Commenting on the recent European Parliament Committee on Environment Public Health and Food Safety (ENVI) adoption of the carbon dioxide (CO2) emissions standard proposal for new heavy-duty vehicles (HDVs), Natural & bio Gas Vehicle Association (NGVA Europe) points out the missing opportunity to include already available cost-effective solutions with regard to the long-term decarbonisation target.

According to NGVA Europe, renewable gas transportation fuels such as liquefied biomethane (bioLNG) or compressed biomethane (bioCNG) are ready to play a fundamental role in heavy-duty vehicle (HDV) decarbonisation process.

At a European Parliament Committee on Environment Public Health and Food Safety (ENVI) meeting on October 18, MEPs proposed a 35 percent reduction target, 5 percent higher than the European Commission’s 30 percent proposal, for new heavy-duty vehicles (HDVs) to reduce EU emissions by 2030, with an intermediate target of 20 percent by 2025.

Today, a truck running on our European roads with bioCNG or bioLNG emits on a Well-to-Wheel basis less than 5 g CO2/km per tonne of payload, and this is passing through the current approach of this legislation, said Andrea Gerini, Secretary-General, NGVA Europe.

For this reason, NGVA Europe will continue to ask for an early inclusion of a Well-to-Wheel mechanism. Renewable gas transportation fuels are ready to play a fundamental role in making the decarbonisation process start earlier in the heavy-duty sector.
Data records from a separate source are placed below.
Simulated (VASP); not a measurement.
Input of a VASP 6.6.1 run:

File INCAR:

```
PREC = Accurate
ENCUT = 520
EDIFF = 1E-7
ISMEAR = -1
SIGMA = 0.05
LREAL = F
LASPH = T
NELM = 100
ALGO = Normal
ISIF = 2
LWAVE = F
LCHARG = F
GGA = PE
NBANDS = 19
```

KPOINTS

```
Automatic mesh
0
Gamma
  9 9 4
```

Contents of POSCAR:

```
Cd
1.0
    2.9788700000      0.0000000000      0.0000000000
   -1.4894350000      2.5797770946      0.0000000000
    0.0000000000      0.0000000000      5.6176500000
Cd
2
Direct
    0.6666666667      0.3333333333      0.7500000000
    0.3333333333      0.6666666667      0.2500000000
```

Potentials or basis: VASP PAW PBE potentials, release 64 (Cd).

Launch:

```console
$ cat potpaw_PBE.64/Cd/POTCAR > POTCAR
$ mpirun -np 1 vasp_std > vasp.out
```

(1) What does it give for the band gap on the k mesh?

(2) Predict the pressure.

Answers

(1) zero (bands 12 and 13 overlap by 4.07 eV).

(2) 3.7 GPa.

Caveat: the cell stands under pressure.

But even under the current tailpipe emissions approach, natural gas results a key technology in the future transport scenario: natural gas provides a reduction in tailpipe CO2 emissions by 12 percent compared to fossil diesel, going up to 20 percent with the new solutions based on high-pressure direct injection system.

This, in combination with low pollutant emissions level and a reduction by 50 percent of the noise level compared to diesel, represents a “concrete answer” towards a more sustainable transport model NGVA Europe says.